With more rain falling, the torrents have already pushed Oklahoma City handily past a rain record, and rescuers have carried out at least 48 high-water rescues.
By late Saturday, 3.15 inches had drenched the city, bringing the total for the month to 17.61 inches. "It ... shatters the all-time monthly record of 14.66 inches set in June of 1989," said CNN weather producer Sean Morris.
And in the town of Claremore, near Tulsa, a firefighter died while attempting a high-water rescue, said local emergency manager Thomas Hudson.
In Hays County, Texas, adjacent to Austin, hundreds of people were rescued or evacuated from their homes, according to sheriff's office spokeswoman Lt. Jeri Skrocki.
Many of the rescues were along the Blanco River, she said. Hays County set up emergency shelters in two schools, a community center and a nursing home.
"We have 25 active rescues that we are working right now," said Kristi Wyatt, communications director for the city of San Marcos, the seat of Hays County.

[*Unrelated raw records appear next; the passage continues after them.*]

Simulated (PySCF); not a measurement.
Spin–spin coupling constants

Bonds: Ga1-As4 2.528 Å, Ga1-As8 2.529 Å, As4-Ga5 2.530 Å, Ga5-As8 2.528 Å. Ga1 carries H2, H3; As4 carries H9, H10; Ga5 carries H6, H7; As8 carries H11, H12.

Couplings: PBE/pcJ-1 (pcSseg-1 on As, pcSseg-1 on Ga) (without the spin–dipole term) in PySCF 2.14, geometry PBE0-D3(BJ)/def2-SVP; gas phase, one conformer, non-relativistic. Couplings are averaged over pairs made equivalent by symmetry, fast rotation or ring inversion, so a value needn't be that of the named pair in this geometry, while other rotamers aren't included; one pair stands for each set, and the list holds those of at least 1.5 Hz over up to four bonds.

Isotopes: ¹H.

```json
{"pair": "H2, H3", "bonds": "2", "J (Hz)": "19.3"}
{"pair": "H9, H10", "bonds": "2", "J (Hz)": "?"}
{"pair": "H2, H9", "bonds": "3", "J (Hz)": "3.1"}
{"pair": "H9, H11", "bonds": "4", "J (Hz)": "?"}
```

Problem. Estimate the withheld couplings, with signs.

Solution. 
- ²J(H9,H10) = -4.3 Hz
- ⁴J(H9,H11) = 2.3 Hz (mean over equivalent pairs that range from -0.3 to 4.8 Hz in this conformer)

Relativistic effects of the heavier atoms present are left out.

"We have people on car tops and rooftops awaiting rescue. People in homes are going to higher levels in the homes. Emergency workers are working around the clock trying to get to those people and get them out safely," Wyatt said.
Authorities had to open more evacuation centers because the first one filled up so quickly.
"We had over 300 residents at the first location and the second location is getting filled up as well," Wyatt said.
"These are just people who had no friends or relatives to go to, so there are many more residents than that evacuated," she explained, adding that the National Guard was coming to Hays County to provide air assistance.
An area of about 400 homes around Louis Creek Dam is under mandatory evacuation, according to Miranda Haas with the Montgomery County, Texas, Office of Emergency Management. The dam has not breached and workers continue to pack soil on it.
"Our construction efforts have been phenomenal, they have made tremendous progress, it's just the weather is not letting up at all," she said.
Haas said a Red Cross shelter was opened at 8 p.m. (9 p.m. ET) Friday night and remains open Saturday.
Wichita Falls 'historic flood'
Wichita Falls, Texas, was warned that its river could widely overflow its banks and severely flood broad swaths of surrounding areas, as well as large parts of the city. Officials published a potential flooding map with a red zone nearly the size of the city.
"Predictions from the National Weather Service indicate that significant flooding along the Wichita River is very likely," the town's emergency management agency said. "The National Weather Service is calling this an 'historic' flood event."
The agency called for the voluntary evacuation of 2,177 homes.
Wichita Falls is having the rainiest May ever recorded there and "could set an all-time record for rainiest month ever recorded there," CNN's Morris said.
Broad, muddied flood waters gushed across fields, towns and roads in images from both states, turning land expanses into lakes, half burying cars and houses.
Blue and red emergency vehicle lights bounced off dark, watery surfaces, as rescuers worked through the night.
On the National Weather Service map, chartreuse squiggles signified overflowing rivers and creeks from southern Texas to northern Missouri. Much of the state of Oklahoma was covered in the bright green.
Motorists abandoned cars in streets and parking lots, as rising waters took them over. The weather service put out its usual flood mantra to drivers, "Turn around, don't drown" when encountering flooded roads. "Most flood deaths occur in vehicles."
The weather service also told campers and hikers to seek higher ground.
In addition to the worst-hit areas, flood watches and warnings reached from the Texas and western Louisiana Gulf coasts up through eastern Kansas and western Missouri.
In middle of drought
Despite the heavy rain, western Oklahoma and parts of the Texas Panhandle and central Texas are still facing moderate drought or abnormally dry conditions, according to the U.S. Drought Monitor. The rainfall should put a dent in it, though.
But the current deluge might be a bit much.
"I didn't hesitate telling people... there's going to come a day when we're gonna wish the rain would stop," Wichita Falls Mayor Glenn Barham told CNN affiliate KAUZ. "I think that day is probably here."
In 2011, drought and wildfire brought heavy damage to Texas.
The drought caused at least $5 billion in economic damage, and wildfire damage amounted to tens of millions of dollars, authorities said.